You'll Never Guess Which "Fifty Shades" Novel Topped Amazon's 2012 Best Seller List

Don't worry, it's not all about Fifty Shades, there are also some clones in there

Amazon, the largest bookseller in the world is in the best position to know which were the most popular books of the year and, thankfully, it decided to share that knowledge with us.

If you've been even moderately connected to popular culture this year, which is rather unavoidable, there won't be many big surprises in the top 10.

In fact, if you haven't been able to guess which was the year's best-selling book, consider yourself very lucky. Also consider sharing your secret with the rest of us.

Obviously, "Fifty Shades Freed: Book Three of the Fifty Shades Trilogy" was this year's most sought-after book, though it's going to be a challenge to find one person who'll admit to buying it.

The trilogy that aims to do more damage to the women rights progress we've made in the past few decades than the Twilight "saga," also comes in at number three, this time as a pack.

It gets better, at number four we find "Bared to You: A Crossfire Novel" a Fifty Shades clone as it turns out. Granted, a clone that's better written than the original, but that's hardly saying anything.

At number seven in the year's best-selling books list is "Reflected in You: A Crossfire Novel" the second book in the trilogy, which has only been out for a couple of months.

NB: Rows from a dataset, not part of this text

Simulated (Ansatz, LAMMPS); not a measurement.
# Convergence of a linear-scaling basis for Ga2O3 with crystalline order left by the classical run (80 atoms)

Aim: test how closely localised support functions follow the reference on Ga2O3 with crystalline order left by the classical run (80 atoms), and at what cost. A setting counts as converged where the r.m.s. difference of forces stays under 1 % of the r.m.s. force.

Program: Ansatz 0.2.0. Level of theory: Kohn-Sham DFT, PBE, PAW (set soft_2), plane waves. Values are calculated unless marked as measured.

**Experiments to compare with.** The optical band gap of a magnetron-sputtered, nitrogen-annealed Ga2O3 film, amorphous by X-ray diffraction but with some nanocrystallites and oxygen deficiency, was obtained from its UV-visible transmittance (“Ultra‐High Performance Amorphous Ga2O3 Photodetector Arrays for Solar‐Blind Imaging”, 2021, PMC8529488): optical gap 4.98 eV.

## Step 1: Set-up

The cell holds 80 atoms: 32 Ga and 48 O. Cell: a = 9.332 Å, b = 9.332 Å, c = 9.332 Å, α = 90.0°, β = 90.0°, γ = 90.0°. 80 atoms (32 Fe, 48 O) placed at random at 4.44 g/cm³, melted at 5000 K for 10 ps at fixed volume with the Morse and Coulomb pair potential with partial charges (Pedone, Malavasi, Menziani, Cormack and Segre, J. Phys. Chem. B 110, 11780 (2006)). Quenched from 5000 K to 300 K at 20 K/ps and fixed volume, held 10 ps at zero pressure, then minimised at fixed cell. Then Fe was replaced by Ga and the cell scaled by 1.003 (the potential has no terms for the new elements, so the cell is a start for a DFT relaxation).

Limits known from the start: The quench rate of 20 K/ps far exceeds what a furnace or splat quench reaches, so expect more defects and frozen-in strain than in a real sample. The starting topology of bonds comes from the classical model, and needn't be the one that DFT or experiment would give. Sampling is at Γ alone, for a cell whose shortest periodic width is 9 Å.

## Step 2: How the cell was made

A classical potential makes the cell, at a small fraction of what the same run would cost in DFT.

"This was truly the year of the billionaire bad boy in romance—Amazon readers just couldn’t get enough of the genre," Sara Nelson, editorial director of Books and Kindle at, said. "Romance" is one way of calling it, sure.

"It’s also interesting to note that four of the five contemporary romance titles in the top 10 list, including the Fifty Shades trilogy, were originally independently published and went on to become huge best sellers," she added, not missing the opportunity to prop up Amazon's self-publishing "business."